SA president trashes rented home


Motlanthe accused of abandoning mansion in a shocking state

From the Sunday Times:

Dodgy ANC backer linked to bungled sale that has left owner in ‘financial crisis’

President Kgalema Motlanthe stands accused of abandoning a plush Johannesburg home under cover of darkness and leaving behind damages estimated at R500,000.

Central to the scandal, which has left the owners of the R6-million Saxonwold house stunned and broke, is controversial ANC benefactor Sandi Majali, who has been linked to a string of scandals involving top politicians.

The businessman was implicated in the Oilgate saga when his company used R11-million of taxpayers’ money from state oil company PetroSA to fund the ANC’s election campaign.

The Sunday Times has established that:

  • Majali found the house for Motlanthe in May this year, when the president was still the ANC’s deputy president;
  • The person who signed the sale agreement is a consultant to Majali’s companies;
  • The agreement was signed on May 20 2008, the same day Motlanthe was appointed to the cabinet as an ordinary minister; and
  • Occupational rent was paid with cheques from Majali’s companies.

Motlanthe moved into the four- bedroom house on July 1, two months after he first viewed the property with agent Bev Malan from Wendy Machanik Properties. Two weeks ago, just hours after irate homeowner Mark Burnett demanded to know why he had received no money from the sale of his house, Motlanthe, his belongings and furniture were removed from the property.

A shocked Burnett said he returned to his abandoned home to discover damage he estimated at R500,000. The property’s koi pond, filter system, electric fencing, main gate and surveillance camera system had been damaged and several built-in cupboards, cherry-wood wall units and fitted carpets had been removed.

“I couldn’t believe it,” he said. “If you can’t have faith in the president of the country, who can you have faith in?”

The saga has plunged Burnett and his wife, Joy, into a financial crisis. The sale of the house was supposed to pay for their new home in Southbroom on the KwaZulu- Natal South Coast.

“My reputation is in tatters. I risk judgments against me because I’m struggling to pay my bills. I now have two houses to pay for and my wife and I have six children between us,” said the 47-year-old who left Johannesburg after two heart attacks in two years.

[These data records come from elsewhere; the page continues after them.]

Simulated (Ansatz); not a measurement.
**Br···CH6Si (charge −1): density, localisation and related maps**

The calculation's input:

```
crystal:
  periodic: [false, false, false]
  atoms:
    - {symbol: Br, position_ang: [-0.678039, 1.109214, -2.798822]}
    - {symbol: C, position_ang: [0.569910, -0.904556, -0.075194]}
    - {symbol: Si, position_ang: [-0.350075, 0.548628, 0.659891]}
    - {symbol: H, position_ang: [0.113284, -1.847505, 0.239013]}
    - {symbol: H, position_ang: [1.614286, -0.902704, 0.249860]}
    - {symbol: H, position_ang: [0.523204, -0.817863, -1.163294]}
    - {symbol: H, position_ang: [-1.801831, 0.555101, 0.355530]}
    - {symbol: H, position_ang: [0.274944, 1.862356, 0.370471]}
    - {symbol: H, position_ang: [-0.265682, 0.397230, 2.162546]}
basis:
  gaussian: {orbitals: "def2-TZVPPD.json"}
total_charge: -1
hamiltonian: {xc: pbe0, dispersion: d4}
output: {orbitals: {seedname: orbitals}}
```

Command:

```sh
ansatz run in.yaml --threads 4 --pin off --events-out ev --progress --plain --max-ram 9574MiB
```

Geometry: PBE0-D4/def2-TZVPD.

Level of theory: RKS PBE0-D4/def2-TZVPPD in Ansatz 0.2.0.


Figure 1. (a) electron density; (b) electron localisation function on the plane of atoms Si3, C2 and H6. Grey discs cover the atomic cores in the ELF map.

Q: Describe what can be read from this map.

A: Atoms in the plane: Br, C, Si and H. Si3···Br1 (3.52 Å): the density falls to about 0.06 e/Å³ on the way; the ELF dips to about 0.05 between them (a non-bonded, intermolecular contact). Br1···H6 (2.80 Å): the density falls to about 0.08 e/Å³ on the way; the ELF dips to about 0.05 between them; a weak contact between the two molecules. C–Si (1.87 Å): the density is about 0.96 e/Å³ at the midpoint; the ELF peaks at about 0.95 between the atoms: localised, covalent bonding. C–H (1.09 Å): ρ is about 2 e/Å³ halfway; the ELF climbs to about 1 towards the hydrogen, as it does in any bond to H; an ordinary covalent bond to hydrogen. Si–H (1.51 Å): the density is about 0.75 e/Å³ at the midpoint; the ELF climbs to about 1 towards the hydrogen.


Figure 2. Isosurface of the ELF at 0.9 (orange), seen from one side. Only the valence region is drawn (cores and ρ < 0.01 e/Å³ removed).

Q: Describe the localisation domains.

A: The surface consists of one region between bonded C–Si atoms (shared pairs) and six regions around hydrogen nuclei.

The purchase agreement, signed by Molotsi Sifora of ML Sifora Consultancy, gave him until October 20 to provide guarantees of a loan for the outstanding R5.5-million. A R500,000 deposit was lodged with Wendy Machanik Properties.

Occupational rent of R30000 a month was set, with the condition that no alterations be made to the property before its transfer without Burnett’s prior written consent.

Burnett said he was told by the estate agent that the occupational rent cheques were collected at Majali’s offices every month. Deposit slips in the possession of the Sunday Times reflect that these cheques belonged to companies owned by Majali.

On October 30, after Sifora experienced difficulty in securing a bond, Burnett agreed to a request for an extension.

In an urgent letter addressed to Motlanthe on November 19, Wendy Machanik offered to help him get a bond in 10 days to ensure the sale was not jeopardised.

But five days later, Sifora’s attorney, Siyabonga Mahlangu, sent a letter to transfer attorneys Porter & Seaber, saying: “Our client has been informed that the bank is not in a position to grant it the loan required on the basis of the strength of our client’s financials.”

It said a third party had been approached to provide surety and requested a further six weeks to finalise the loan.

“I refused,” said Burnett. “I was desperate and risked losing my Southbroom home. I phoned Sifora and told him I wanted the president out of my home. I also threatened to go to the press.”

At a meeting on November 27, attended by Mahlangu, Burnett, his brother and a family accountant, Burnett agreed to a verbal settlement offer from Mahlangu, which included confidentiality. “We shook on the agreement. I was ecstatic. The payment would have got me out of the financial mess they’d put me in,” said Burnett.

He added that Mahlangu told him the president had been moved out of the house at 2am that morning.

But Mahlangu withdrew the settlement offer a day later, Burnett said, allegedly telling him: “The deal is off. Sue us.”

On December 3, Mahlangu sent a letter to Machanik, pulling out of the deal and offering to pay Burnett the R500,000 deposit plus interest, a further R500,000 in five equal instalments, and “co-operation in the quantification and restoration of any physical damage to the property”.

Burnett’s lawyer, Wilhelm Steynberg, responded the next day, accepting the offer on condition that no deductions were made from the deposit, and his client was satisfied with the credentials of the company underwriting the instalments.

But Mahlangu replied the same day, accusing Burnett of harassing him and “occupants” at the house, and said Steynberg’s conditions were seen as a “counterproposal”.

Sifora denied on Friday that he had bought the house for the president and said Motlanthe was “renting”. “I was the person paying occupational rent. The president was paying me rent.” He declined to comment on Majali and referred all queries to Mahlangu.

Mahlangu claimed yesterday that Burnett had threatened his client with “immense embarrassment in exchange for an immediate payment of R1-million”.

“We must state categorically that the current transaction is between ML Sifora Consulting and Mr Burnett. Any statement to the contrary can only bear collateral motives.

“If Mr Burnett has suffered any loss which he attributes to our client, he has remedies available to him in law.”

Presidential spokesman Thabo Masebe said the president had never asked anybody to buy him a house and was not involved with the purchase. He declined to discuss Majali’s involvement, saying it was “irrelevant”.

Despite numerous attempts, Majali could not be reached for comment.